Suppose you have a table where each row represents a widget, and another
table in which zero or more rows may refer to each widget, representing
a set of values for some property of that widget. For example:
create table widgets (
widget_id serial primary key,
widget_name text unique
);
create table widget_flags (
widget_id integer not null references widgets,
flag_name text unique not null,
flag_value integer not null,
flag_colour text not null
);
Given these tables, it's easy to fetch all of a widget's flags given its
id. Joining the two tables using widget_id would allow the widget's own
data to be fetched with its flags, but it would result in as many rows
for a widget as it had flags. I've often wished I could fetch all the
flag data within a single row.
For various (well-known) reasons, it's a bad idea to store data
in array columns, but using an array aggregate to read from the
widget_flags table would be a neat way to stuff many rows' worth of data
into a single column. For example, one could do something like:
> select widget_id,array_agg(flag_colour) from widget_flags
> group by widget_id;
widget_id | array_agg
-----------+------------------
1 | {blue,red,green}
(1 row)
But that's just one column, and what I really wanted was an array of
arrays representing the values in each row. Because of various quirks of
PostgreSQL's array implementation, I haven't found a truly satisfactory
solution, but the definition of array_accum in the documentation semeed
a reasonable starting point:
CREATE AGGREGATE array_accum (anyelement)
(
sfunc = array_append,
stype = anyarray,
initcond = '{}'
);
To create an array of arrays, I changed anyelement argument to anyarray,
and changed the sfunc from array_append to array_cat. The stype remained
unaltered. Unfortunately, that wasn't quite enough. A query like "select
aaa(array[a,b,c])" would return an array of values, not arrays. The only
way to fix that was to change the initcond to '{{0,0,0}}', which meant
that the first dummy element had to be removed afterwards.
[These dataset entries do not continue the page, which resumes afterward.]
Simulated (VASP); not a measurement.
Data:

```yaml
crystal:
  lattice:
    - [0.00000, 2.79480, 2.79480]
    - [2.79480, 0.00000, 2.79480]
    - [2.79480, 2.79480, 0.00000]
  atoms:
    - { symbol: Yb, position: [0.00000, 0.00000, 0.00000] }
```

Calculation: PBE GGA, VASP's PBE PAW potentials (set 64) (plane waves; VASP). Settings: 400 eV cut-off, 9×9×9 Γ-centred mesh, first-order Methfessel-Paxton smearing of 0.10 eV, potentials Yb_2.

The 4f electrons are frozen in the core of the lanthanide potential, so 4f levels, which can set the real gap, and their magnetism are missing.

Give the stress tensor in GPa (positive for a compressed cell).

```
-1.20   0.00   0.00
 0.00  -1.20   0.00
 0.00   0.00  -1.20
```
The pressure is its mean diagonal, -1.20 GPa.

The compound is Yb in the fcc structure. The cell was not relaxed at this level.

CREATE FUNCTION allbutdummy(anyarray) RETURNS anyarray
AS $$select $1[2:array_upper($1,1)]$$ LANGUAGE 'SQL';
CREATE AGGREGATE aaa (anyarray)
(
sfunc = array_cat,
stype = anyarray,
finalfunc = allbutdummy,
initcond = '{{0,0,0}}'
);
With these definitions, I can do something like this:
> select widget_id,widget_name,
> (select aa(array[flag_name,flag_colour,flag_value::text])
> from widget_flags where widget_id=w.widget_id) as flags
> from widgets w;
widget_id | widget_name | flags
-----------+-------------+------------------------------------
1 | foo | {{a,blue,3},{b,red,4},{c,green,5}}
(1 row)
Unfortunately, this method has two major limitations. First, arrays in
Postgres must contain values of the same type, so one is forced to cast
some values to maintain compatibility (flag_value has been cast to text
in the example above). A more serious problem is that the three-element
array specified in the initcond forces every accumulated array to have
exactly three elements. I have found no better way to work around this
than to create a family of aggregate functions: aaa4, aaa5, ….
Thanks to RhodiumToad on IRC for helping me work out the details of this
hack.